Getting more complicated

I was reading about C in Wikipedia (under C programming language). The article first presented the ubiquitous "hello, world" program written in K&R C:


main()
{
printf("hello, world\n");
}


and then the same program in ANSI C:


#include <stdio.h>

int main(void)
{
printf("hello, world\n");

return 0;
}


Now I know that ANSI C is an improvement over K&R C. But in this case, the "improvement" has produced a program that needs two additional lines to accomplish the same thing.

Wouldn't it be better if technologists spent time making technologies simpler rather than more complicated? It's true that simpler technologies are always arriving. But unfortunately the tendency for any single technology is to get more complicated rather than less. I think that the only real reason why C hasn't gotten significantly more complicated since ANSI C is that all the extra features got tacked on to C++ instead, making it an insanely complicated language.

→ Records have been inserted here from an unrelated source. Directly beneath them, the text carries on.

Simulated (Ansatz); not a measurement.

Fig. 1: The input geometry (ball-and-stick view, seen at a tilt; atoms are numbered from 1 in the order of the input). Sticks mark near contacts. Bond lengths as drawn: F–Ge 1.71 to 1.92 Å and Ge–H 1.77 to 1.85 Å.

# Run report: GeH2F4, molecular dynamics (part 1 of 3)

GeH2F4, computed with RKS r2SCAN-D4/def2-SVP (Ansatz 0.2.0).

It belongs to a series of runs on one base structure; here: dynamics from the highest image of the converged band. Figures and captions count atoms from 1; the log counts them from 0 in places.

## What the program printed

Java is undergoing a similar...complificiation. Generics do cut down on source code volume slightly and increase type safety, but they are anything but straightforward. For proof, all you need to do is look at the interfaces for the collection classes, which have suddenly sprouted lots of >, <, and & characters. It's a lot easier to use generics-enabled classes than write them. Meanwhile the new enum type creates a whole new set of rules. And annotations blur the line between code and data. All of these features have uses, but they all also increase the total amount of knowledge required to effectively work on Java applications, and that doesn't bode well for the language over the long run.